The trade was risky – the KGB prowled looking for market stalls selling illegally imported Beatles vinyl and most purchases were arranged over the phone.  Stasi goons also posed (largely unsuccessfully) as fans wanting to buy but a few questions about the pop scene out west usually alerted the seller to a sting.  Counterfeits with no music only propaganda speech were also flooded onto the market to try and disrupt the underground market.

Bones records were a stepping stone to a much better form of counterfeiting; tape.  Magnetic tape was a common commodity in the USSR because the KGB needed miles of it to bug and record enemies of the state.  Reel to reel recorders were manufactured in large quantities inside Russia and making a tape copy of Sgt Pepper or the Velvet Underground was a simpler process.  That could then be copied several times providing better quality reproduction all round.  Cassette tape was even better and when it came on the scene in the 1970’s, the Soviets largely gave up the fight against western music and even sanctioned a few official rock releases via the state record label Melodiya.  Even so, periodic crackdowns on popular music and musicians continued right up until the Gorbachev era.  Leslie Woodhead’s book “How the Beatles Rocked the Kremlin” reveals how the fierce love of the Beatles above all other groups was a key factor in demolishing the Soviet Union; an entire generation grew up believing if being ideologically wrong sounded this good you could keep your totalitarian state.

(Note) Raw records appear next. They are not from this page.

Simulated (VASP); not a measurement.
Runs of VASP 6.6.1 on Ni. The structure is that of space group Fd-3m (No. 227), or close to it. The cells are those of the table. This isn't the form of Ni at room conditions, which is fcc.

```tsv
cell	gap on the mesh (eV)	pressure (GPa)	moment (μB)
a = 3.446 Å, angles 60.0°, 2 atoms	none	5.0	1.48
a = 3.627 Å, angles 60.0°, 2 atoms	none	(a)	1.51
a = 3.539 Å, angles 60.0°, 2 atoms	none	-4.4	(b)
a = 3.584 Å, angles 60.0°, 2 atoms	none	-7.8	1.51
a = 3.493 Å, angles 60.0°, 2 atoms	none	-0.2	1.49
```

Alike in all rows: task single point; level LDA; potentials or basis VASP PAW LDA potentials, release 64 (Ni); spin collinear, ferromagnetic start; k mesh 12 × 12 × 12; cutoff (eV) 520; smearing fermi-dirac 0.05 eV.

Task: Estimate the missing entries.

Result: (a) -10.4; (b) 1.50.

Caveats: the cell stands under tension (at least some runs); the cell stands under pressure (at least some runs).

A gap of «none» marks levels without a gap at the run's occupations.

While we are on the subject of covert music from behind the iron curtain mention should be made of Polish postcard flexis.  These first appeared in Poland in the late 1960’s when tracks by Procol Harum, the Doors and Pink Floyd started to appear pressed on small diameter clear flexi vinyl and pasted to a double sided colour postcard.  The Polish communist state was not as violently down on western music and these artifacts seemed to have flirted with official status, certainly thousands were churned out up to the fall of the wall and beyond, Frank Zappa was a particular favourite.